#How does condition ? x : y work?

I received the following question in an interview:
Given the following code, what is the value of y and what is the value of x at the end of the program?

#define min(a, b) a < b ? a : b

int x = 0;
int y = min(x++, 5);

printf("%d %d\n, x, y);

I understand why x will be 2 at the end of the program, since the preprocessor will replace the macro with:

x++ < 5 ? x++ : 5

And x will be incremented twice, but why is y 1? In my head the increments haven't gone off yet when y receives its new value, so it would be 0. What happens behind the scenes?

I find such interview questions evil. I have faced such questions and worse, and felt relieved when I didn't get the job.

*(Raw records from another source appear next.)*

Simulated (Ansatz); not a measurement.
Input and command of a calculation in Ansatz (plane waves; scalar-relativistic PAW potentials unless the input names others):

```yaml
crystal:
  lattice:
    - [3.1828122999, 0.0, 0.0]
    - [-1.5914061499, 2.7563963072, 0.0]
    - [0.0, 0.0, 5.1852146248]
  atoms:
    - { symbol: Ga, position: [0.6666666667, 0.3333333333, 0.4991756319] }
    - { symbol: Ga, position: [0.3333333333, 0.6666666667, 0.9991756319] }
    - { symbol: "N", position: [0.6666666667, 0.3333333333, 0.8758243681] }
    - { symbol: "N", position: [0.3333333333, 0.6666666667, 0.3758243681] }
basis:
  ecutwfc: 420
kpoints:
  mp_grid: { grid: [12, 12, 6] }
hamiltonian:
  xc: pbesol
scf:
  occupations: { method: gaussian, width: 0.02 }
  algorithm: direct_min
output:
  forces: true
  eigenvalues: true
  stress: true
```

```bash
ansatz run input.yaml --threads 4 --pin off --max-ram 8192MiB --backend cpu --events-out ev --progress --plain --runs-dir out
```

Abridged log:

We are programmers. Not compilers.

Yeah, worst of all this was a phone interview :)))

In

x++ < 5 ? x++ : 5

there's a sequence point before ?. Meaning, x++ < 5 will be evalutated fully first before choosing one of the branches. Then, x < 5 is the truth value to choose the branch off of, and before going there, x is incremented by 1. Since x had started with 0, x < 5 is truthful, and x will be 1 before choosing the "true" branch, i.e., x++. Then x's then-value will be what this entire ternary evaluates to, i.e., 1. After that, x will be incremented by 1, i.e., it will be 2.

Aha, that makes sense. Thank you!

!solved